Sub-selects

Manticore supports SELECT subqueries via SQL in the following format:

SELECT * FROM (SELECT ... ORDER BY cond1 LIMIT X) ORDER BY cond2 LIMIT Y

The outer select allows only ORDER BY and LIMIT clauses. Sub-select queries currently have two use cases:

  1. When you have a query with two ranking UDFs, one very fast and the other slow, and perform a full-text search with a large match result set. Without subselect, the query would look like:

     SELECT id,slow_rank() as slow,fast_rank() as fast FROM index
         WHERE MATCH(‘some common query terms’) ORDER BY fast DESC, slow DESC LIMIT 20
         OPTION max_matches=1000;

    With sub-selects, the query can be rewritten as:

     SELECT * FROM
         (SELECT id,slow_rank() as slow,fast_rank() as fast FROM index WHERE
             MATCH(‘some common query terms’)
             ORDER BY fast DESC LIMIT 100 OPTION max_matches=1000)
     ORDER BY slow DESC LIMIT 20;

    In the initial query, the slow_rank() UDF is computed for the entire match result set. With SELECT sub-queries, only fast_rank() is computed for the entire match result set, while slow_rank() is computed for a limited set.

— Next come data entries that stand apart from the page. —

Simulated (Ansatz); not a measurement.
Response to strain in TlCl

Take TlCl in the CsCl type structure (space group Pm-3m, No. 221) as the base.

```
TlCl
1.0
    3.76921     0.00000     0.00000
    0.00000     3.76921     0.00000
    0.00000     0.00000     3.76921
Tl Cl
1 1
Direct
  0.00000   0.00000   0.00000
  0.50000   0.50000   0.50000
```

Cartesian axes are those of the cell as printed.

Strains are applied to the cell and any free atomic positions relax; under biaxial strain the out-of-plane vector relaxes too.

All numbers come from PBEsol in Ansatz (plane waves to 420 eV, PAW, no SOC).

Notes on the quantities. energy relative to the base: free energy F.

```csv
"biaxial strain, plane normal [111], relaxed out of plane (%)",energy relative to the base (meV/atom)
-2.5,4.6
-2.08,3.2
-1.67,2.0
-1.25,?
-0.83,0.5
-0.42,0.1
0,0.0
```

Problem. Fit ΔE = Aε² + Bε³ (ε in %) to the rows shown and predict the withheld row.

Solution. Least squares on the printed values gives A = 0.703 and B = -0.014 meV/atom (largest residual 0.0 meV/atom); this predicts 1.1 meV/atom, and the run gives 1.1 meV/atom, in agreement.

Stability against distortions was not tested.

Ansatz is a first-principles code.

  2. The second case is useful for large result sets coming from a distributed table.

    For this query:

     SELECT * FROM my_dist_index WHERE some_conditions LIMIT 50000;

    If you have 20 nodes, each node can send back to the master a maximum of 50K records, resulting in 20 x 50K = 1M records. However, since the master sends back only 50K (out of 1M), it might be good enough for the nodes to send only the top 10K records. With sub-select, you can rewrite the query as:

     SELECT * FROM
          (SELECT * FROM my_dist_index WHERE some_conditions LIMIT 10000)
      ORDER by some_attr LIMIT 50000;

    In this case, the nodes receive only the inner query and execute it. This means the master will receive only 20x10K=200K records. The master will take all the records received, reorder them by the OUTER clause, and return the best 50K records. The sub-select helps reduce the traffic between the master and the nodes, as well as reduce the master's computation time (since it processes only 200K instead of 1M records).